One of George W. Bush’s most remarkable accomplishments has been to burnish the reputations of his Republican predecessors. The longer Bush is in office, the better they look by comparison. Even realist foreign policy doctrine, revered by Richard Nixon and George H. W. Bush and scorned for decades by the right as a synonym for pusillanimity, has begun to make something of a comeback within the ranks of the party, as William F. Buckley Jr. and George F. Will, among others, look askance at the neoconservative crusade that has issued in the Iraq imbroglio.

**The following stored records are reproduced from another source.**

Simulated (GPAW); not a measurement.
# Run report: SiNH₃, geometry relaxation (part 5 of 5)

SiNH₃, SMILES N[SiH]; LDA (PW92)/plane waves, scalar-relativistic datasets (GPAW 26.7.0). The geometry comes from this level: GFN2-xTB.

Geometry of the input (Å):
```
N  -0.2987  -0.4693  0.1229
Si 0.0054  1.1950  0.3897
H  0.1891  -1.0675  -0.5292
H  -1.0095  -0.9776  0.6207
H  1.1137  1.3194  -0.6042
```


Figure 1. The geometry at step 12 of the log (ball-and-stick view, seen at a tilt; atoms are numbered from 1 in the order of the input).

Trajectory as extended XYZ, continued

It would hardly be surprising if James A. Baker III felt a certain measure of vindication about this unexpected turn of events. Though the ruthlessly efficient Baker preserved — or, if you prefer, secured — Bush’s victory in Florida during the contentious 2000 presidential election, he has always been condemned by the right as a moderate. Like many officials from the first Bush administration, including the former national security adviser Brent Scowcroft, Baker was exiled to the sidelines as the younger Bush embraced the right. Unlike Scowcroft, however, Baker has maintained a studied silence about the current Bush administration.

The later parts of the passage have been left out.